Yes, Your Child Will Get Amnesia... Relax, It's Normal
You'll be amazed at what your child remembers now and what he'll forget later
My 3-year-old son remembers a lot. He talks about playing with his aunt’s dog (that happened a few weeks ago), our vacation to the Jersey shore (this past summer) and his old preschool (he hasn’t attended it in nearly a year.)
It’s tremendous fun to recount old memories with him and hear his take on past events–just one of the many joys of watching a child grow up into someone with whom you can actually have a meaningful conversation.
But new research indicates that even though he’s got the capacity to recall memories from his toddler years now, I shouldn’t expect him to retain these little nuggets a decade from now.
Psychologists at Emory University have determined that age 7 is about the time for the onset of childhood amnesia–a century-old term used to describe the dissipation of children’s earliest memories. Their findings were published in the journal Memory.
Emory psychologist Patricia Bauer, who led the study, likened children’s brains to colanders and their memories to orzo, a small kind of pasta. “As the water rushes out, so do many of the grains of orzo,” Bauer said in a statement released by Emory. “Adults, however, use a fine net instead of a colander for a screen.”

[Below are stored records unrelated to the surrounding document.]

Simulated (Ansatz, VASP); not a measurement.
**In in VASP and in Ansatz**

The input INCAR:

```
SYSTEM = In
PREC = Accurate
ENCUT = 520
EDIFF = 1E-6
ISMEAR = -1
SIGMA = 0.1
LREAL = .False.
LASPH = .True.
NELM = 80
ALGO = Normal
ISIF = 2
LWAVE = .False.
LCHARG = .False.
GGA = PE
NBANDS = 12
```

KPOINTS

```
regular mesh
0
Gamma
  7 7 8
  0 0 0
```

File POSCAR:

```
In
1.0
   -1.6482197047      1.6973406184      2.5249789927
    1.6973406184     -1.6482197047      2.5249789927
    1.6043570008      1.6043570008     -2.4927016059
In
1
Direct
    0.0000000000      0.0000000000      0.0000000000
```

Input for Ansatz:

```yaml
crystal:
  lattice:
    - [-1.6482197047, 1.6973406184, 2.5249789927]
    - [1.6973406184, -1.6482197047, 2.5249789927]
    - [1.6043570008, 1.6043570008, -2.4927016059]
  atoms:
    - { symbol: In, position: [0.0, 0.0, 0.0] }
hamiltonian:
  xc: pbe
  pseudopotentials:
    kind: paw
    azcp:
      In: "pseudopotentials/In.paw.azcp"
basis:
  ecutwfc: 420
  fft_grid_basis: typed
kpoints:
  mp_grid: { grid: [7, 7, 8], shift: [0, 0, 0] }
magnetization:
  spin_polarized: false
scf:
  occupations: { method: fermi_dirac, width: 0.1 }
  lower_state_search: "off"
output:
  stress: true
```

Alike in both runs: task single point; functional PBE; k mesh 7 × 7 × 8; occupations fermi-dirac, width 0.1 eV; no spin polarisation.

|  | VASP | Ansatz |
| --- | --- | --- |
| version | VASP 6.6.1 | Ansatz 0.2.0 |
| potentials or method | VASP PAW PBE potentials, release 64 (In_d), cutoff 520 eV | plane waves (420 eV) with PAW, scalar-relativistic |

Bauer and her colleagues reached their conclusion after studying 83 children and recording their memories at age 3 and following up with them years later–at different ages–to see what they still remembered. They found that children between the ages of 5 and 7 could recall 63 to 72 percent of the events they first described at age 3, but children ages 8 and 9 could remember just 35 percent.
But the older children seemed to have one advantage, at least: Though they remembered fewer events, they offered more details about the events that did manage to stick in their brains–a result that may have to do with the richness of particular memories as well as with older children’s increasing language skills, Bauer said. Being better able to articulate these memories, she said, also serves to further “cement” them in children’s minds.
I’m interested to see which of my son’s early memories, if any, make it past the so-called “boundary of childhood amnesia.” I think our Jersey shore vacation–with its ice cream treats and boardwalk rides–is a strong contender, but I know I’d also be foolish to underestimate the staying power of the dog.
It’s a good thing I’m writing down my expectations now, because we’re still a good four years away from when my son will supposedly hit the childhood amnesia boundary. My own “fine net” notwithstanding, I just don’t think I’ll remember any of this by then.